SuperJob UI regression and acceptance testing automation. Tools and Solutions

Anton Shkredov, QA Lead at SuperJob, an online recruitment platform, tells a story of how the team went from manual-only to full automation of UI testing. Dive in to learn how manual tests interrupted high-paced pipelines, how the automation process started, what tools the SuperJob QA team used, and what pitfalls they faced. This is a translated post from the Superjob tech blog.

Stage 1: How it started

The SuperJob website has more than 12 million monthly users, the database contains more than 40 million resumes, and every year there are 150,000 new employers. SuperJob is a data-intensive service. The testing team ensures service quality on all SuperJob platforms: Web, Mobile Web, iOS, Android but this post is devoted to the Web.

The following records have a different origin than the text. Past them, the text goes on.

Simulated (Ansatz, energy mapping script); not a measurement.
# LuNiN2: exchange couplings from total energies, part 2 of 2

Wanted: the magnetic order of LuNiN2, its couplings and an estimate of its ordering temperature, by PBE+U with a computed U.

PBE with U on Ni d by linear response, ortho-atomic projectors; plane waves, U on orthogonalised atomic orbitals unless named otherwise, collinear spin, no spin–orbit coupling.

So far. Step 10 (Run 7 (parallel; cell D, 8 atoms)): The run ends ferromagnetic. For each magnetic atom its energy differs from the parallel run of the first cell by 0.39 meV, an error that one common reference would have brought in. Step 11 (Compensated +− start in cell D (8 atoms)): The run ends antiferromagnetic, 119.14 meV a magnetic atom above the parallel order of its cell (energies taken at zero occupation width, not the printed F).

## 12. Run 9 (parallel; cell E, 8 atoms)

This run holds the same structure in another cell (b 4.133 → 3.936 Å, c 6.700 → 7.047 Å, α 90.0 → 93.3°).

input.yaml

Several years ago, SuperJob UI testing infrastructure had manual testing only. The release was once a week, following a manual acceptance run. Could the team imagine that one day they wouldn’t need to check releases manually?

Each week, a tester on duty was appointed and made responsible for the release. The dev team deployed it on the staging for the tester to execute the acceptance run in TestRail. It usually took two to three days to give the go-ahead and all the features had also to be tested manually pre-staging.

It was decided the release cycle needed to be shortened and therefore the volume of routine tasks needed to be minimized. This led to the acceptance of the need for testing automation, this is where the path from manual to automated started.

Stage 2: Acceptance run automation and daily releases

The first testing automation tools trialed were Webdriver, the best-known tool on the market then, and Codeception, to synchronize automation and backend tech stacks. The reason for that was simple - the testing team had no experience in automation, so they needed the help of the developers' team to build the testing architecture or code a complex function.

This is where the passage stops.